James Scott Bell has a book on ‘Writing from the Middle’ of your story. He opens it with a great bit about Pam the Pantser. And follows it with the viewpoint of Paul the Plotter. Then Tammy the Tweener. Great fun! Thought you might like the Pantser part:

“Pam Pantser loves writing so much she’d do it even if she never got published or paid. Even if she never landed a contract or sold anything online. For her it’s about the writing itself––getting up each day and going wherever her imagination leads.

Of course, she’d actually like a little income from her writing. Who wouldn’t? She once tried to outline a novel. It almost killed her. Her wild writer’s mind kept fighting her, telling her she was actually hurting all that was good and lovely and true in her writing. She pressed on with the outline, but it was like shampooing a porcupine.

Then she read an article where some author said all outlining is bovine droppings (he used a different word) and anybody who tells you to use an outline is a fraud. This warmed Pam’s heart so much she ditched her outline and entered NaNoWriMo with only a wing and a prayer. One month later she had what she called a “novel.” But when she looked at it in January she couldn’t make out what kind of novel it was. She showed it to one of her best friends in the world, Cathy Critique. Cathy actually took Pam to lunch and insisted on paying. Because she had to tell Pam that, while there were some beautiful paragraphs and lines, the story was dull, unfocused, meandering and, to put it bluntly, “a mess.”

“I know that!” Pam said. “But I’m a pantser! What am I supposed to do? I can’t outline to save my life! Am I doomed?”

Cathy, even though insisting Pam have an entire chocolate soufflé for herself, had no answer for Pam.
But I do.”

S.M. Carrière

Oh, I am absolutely Pam the Pantser! Except I feel like my stories, once finished, aren’t nearly so much of a mess. They just need some extra care in editing…

Bob Byrne

Bell has some good books on writing. And he’s got a good sense of humor. Here’s the Paul Plotter portion:

“Paul Plotter could build you a bridge across a gorge. His mind is a steel trap, a Rubik’s Cube, a filled-out crossword puzzle. He can map out a story like Lewis and Clark charting the Louisiana Purchase. His outlines have a perfect three acts, The Hero’s Journey in all its glory, and hit every mark on the Blake Snyder Beat Sheet. He has self-published nine thrillers, all of them getting reviews like, “Pretty darn good” and “Nicely paced.”
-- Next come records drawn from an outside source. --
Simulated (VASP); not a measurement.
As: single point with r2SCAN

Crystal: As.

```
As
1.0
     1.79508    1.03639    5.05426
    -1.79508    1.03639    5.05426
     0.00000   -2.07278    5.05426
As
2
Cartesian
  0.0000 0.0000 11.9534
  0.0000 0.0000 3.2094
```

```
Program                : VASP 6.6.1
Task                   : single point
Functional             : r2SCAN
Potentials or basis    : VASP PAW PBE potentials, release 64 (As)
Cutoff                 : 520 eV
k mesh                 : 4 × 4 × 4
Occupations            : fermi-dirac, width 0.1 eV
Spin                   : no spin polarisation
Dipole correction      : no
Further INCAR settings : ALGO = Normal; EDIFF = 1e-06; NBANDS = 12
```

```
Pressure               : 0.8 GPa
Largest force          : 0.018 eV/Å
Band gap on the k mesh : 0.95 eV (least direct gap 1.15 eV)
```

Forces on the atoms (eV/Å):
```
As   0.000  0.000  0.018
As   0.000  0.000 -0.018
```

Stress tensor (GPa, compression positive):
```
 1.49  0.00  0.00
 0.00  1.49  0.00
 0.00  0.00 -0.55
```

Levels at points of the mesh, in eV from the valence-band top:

But none of his novels have taken off. He can’t figure out why.
He has tried to emulate James Patterson. He heard once that Patterson works (or at least used to work) from outlines that are sometimes eighty pages long.

Paul’s outlines are works of art, and if there was a market for outlines he’s pretty sure he could make a living as a writer.

And you should see his character backgrounds! The man writes page after page of backstory for his main characters, and even fills out questionnaires on his minor ones. In fact, Paul likes to carry around a fat binder full of all his pages of outlining, character work, and research. He likes it when people at Starbucks ask him what’s in the binder. He can talk for hours on the benefits of outlining.

But somewhere between complete outline and finished novel, something doesn’t jell. For some reason, Paul’s perfectly plotted stories don’t catch fire.

He’s read a million words of craft advice, taken classes live and online. He knows his stuff, but doesn’t know how to take it to the next level.

I’m going to help Paul.”

S.M. Carrière

Well… I’m sold. I might have to get this book.

Bob Byrne

The next piece is Tammy Tweener (I think), who bridges a path between the two approaches.

Bell wrote a series of Pulp-style short stories featuring a movie studio problem solver (an homage to W.T. Ballard’s Black Mask stories about Bill Lennox) which I really liked. My favorite thing of his.

He’s got about two dozen books on writing. I know I learned some things from his Plot and Structure book when I got it years ago.